My favorite music leaves me with a sense of floating. It’s a different kind of escape where you feel as though you’ve been transported to another place or time. And you can’t think of space and time without, well, space (and Albert Einstein). And if you’re like me, and you enjoy some space-out time, these four cosmic songs might get you there.
Videos by American Songwriter
“Black Hole Sun” by Soundgarden
Chris Cornell told Uncut in 2017 that he couldn’t explain the meaning of “Black Hole Sun”. He said, “I understand it even less now.” But Soundgarden fans certainly felt something as it became one of the band’s biggest hits. The song appears on Superunknown, a title to further drive home the inexplicable point. But Cornell prays for hope in his grunge ballad. “Heaven send Hell away / No one sings you like you anymore.” There’s also a lyric about honest men being a thing of the past while the snakes persist. Some songs are timeless for good reason.

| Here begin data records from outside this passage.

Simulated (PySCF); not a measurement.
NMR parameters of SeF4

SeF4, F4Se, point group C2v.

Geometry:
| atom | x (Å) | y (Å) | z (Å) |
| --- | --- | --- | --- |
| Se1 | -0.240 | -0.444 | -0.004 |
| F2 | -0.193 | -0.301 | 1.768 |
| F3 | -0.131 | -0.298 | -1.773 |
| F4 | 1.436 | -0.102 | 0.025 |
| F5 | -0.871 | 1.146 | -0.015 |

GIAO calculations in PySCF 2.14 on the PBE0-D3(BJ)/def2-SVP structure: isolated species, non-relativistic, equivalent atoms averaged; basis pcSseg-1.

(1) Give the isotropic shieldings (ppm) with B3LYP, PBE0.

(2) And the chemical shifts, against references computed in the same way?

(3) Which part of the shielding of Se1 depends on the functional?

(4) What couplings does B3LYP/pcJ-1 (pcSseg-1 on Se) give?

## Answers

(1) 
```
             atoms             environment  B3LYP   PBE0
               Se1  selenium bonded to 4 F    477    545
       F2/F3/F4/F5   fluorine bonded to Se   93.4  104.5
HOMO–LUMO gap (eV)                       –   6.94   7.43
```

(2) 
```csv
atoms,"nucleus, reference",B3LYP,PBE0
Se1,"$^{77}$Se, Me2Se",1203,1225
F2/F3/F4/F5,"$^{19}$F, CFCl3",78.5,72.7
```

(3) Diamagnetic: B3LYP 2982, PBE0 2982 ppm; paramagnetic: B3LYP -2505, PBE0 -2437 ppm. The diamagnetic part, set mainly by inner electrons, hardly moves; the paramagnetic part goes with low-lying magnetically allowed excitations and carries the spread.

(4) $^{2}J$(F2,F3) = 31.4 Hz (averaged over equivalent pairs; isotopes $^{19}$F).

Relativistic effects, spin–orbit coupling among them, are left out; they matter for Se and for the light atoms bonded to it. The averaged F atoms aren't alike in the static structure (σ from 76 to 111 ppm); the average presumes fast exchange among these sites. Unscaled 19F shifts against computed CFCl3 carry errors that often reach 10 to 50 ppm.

“Subterranean Homesick Alien” by Radiohead
Perhaps the biggest question surrounding space is whether intelligent life exists elsewhere. What would blow your mind more, that Earth is the only place with advanced lifeforms, or one of many? Thom Yorke imagines aliens observing us from above. Documenting “All these weird creatures / Who lock up their spirits / Drill holes in themselves / And live for their secrets.” Yorke dreams of abduction, for the aliens to show him the world from another perspective. To reveal the meaning of life, because so many here on Earth have forgotten it.
“Blue Moon” by Beck
There is no shortage of moon songs: “Walking On The Moon”, “The Killing Moon”, “Man On The Moon”, and “Harvest Moon”, to name a few. Beck’s “Blue Moon” continues in this tradition. He’d finally gotten around to reading Last Train To Memphis & Careless Love, Peter Guralnick’s two-volume biography of Elvis Presley. Guralnick’s book aims to humanize Presley, one of the world’s first rock stars—an idea that fame implies something cosmic. But Beck sings, “Cut me down to size, so I can fit inside.” Maybe the King of Rock and Roll wanted to feel human again. Normal. Instead of “A vagabond that no one sees.”
“Space Oddity” by David Bowie
Both the Bee Gees and Stanley Kubrick’s 2001: A Space Odyssey inspired David Bowie to write “Space Oddity”. It marked one of his many reinventions as he abandoned the music hall sound of his debut for psychedelic folk. The release was pushed forward to align with the Apollo 11 mission to the Moon in 1969—making it too perfect to leave off a space playlist. Major Tom gets cut off from ground control. Left to float alone in an ever-expanding abyss. Tom’s lonely plight is sad; the hopefulness of exploration and space flight gets erased by a loss of connection.